Pennette with Cuttlefish, Olives, and Tomato
17/11/2023Pennette with cuttlefish, olives, and tomato is a simple yet flavorful dish that combines the tastes of the sea with Mediterranean tradition. Here’s the recipe for 4 people:
Ingredients
- 320 g of pennette
- 400 g of cleaned cuttlefish
- 200 g of cherry tomatoes
- 80 g of pitted black olives
- 2 cloves of garlic
- Fresh parsley to taste
- Extra virgin olive oil to taste
- Salt to taste
- Chili pepper (optional)
Preparation
- Start by washing and cutting the cherry tomatoes in half or quarters, depending on their size. Cut the cuttlefish into strips or small pieces.
- In a large pan, heat a drizzle of extra virgin olive oil and gently sauté the whole garlic cloves, which you’ll remove as soon as they are golden to avoid an overpowering flavor.
- Add the cuttlefish to the pan and cook until they become translucent and slightly golden.
- Add the cherry tomatoes and black olives, and let cook for about 10 minutes, so the flavors blend well together. If you like, you can add a pinch of chili pepper to give the dish a spicy kick.
- Meanwhile, bring a pot of generously salted water to a boil and cook the pennette according to the package’s cooking time for al dente pasta.
- Once cooked, drain the pasta and transfer it to the pan with the cuttlefish, tomato, and olive sauce.
- Toss the pennette in the sauce for a couple of minutes, allowing the pasta to absorb all the flavors.

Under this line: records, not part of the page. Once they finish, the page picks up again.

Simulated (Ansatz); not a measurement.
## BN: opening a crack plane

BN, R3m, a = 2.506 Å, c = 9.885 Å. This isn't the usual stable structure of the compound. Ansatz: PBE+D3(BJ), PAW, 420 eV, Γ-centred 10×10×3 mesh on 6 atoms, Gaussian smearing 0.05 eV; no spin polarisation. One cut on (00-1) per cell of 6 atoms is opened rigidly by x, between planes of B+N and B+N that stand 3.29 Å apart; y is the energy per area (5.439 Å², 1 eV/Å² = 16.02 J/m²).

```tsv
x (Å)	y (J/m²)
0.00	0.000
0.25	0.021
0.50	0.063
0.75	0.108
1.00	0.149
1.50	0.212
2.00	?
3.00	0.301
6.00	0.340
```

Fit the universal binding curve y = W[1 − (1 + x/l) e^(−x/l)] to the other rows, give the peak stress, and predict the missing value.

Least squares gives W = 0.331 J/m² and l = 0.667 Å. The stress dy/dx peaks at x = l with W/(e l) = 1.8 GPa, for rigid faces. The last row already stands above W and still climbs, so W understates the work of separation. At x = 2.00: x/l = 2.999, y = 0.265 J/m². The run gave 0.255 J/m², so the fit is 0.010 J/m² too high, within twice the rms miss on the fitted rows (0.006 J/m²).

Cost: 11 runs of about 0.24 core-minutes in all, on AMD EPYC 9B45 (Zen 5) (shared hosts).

- Serve immediately, garnished with chopped fresh parsley.
Curiosity
Cuttlefish are a very versatile ingredient in the kitchen and can be prepared in various ways. In this recipe, they are at their best because their tender flesh pairs perfectly with the strong flavor of the olives and the freshness of the cherry tomatoes, creating a balance of flavors highly appreciated in Italian cuisine.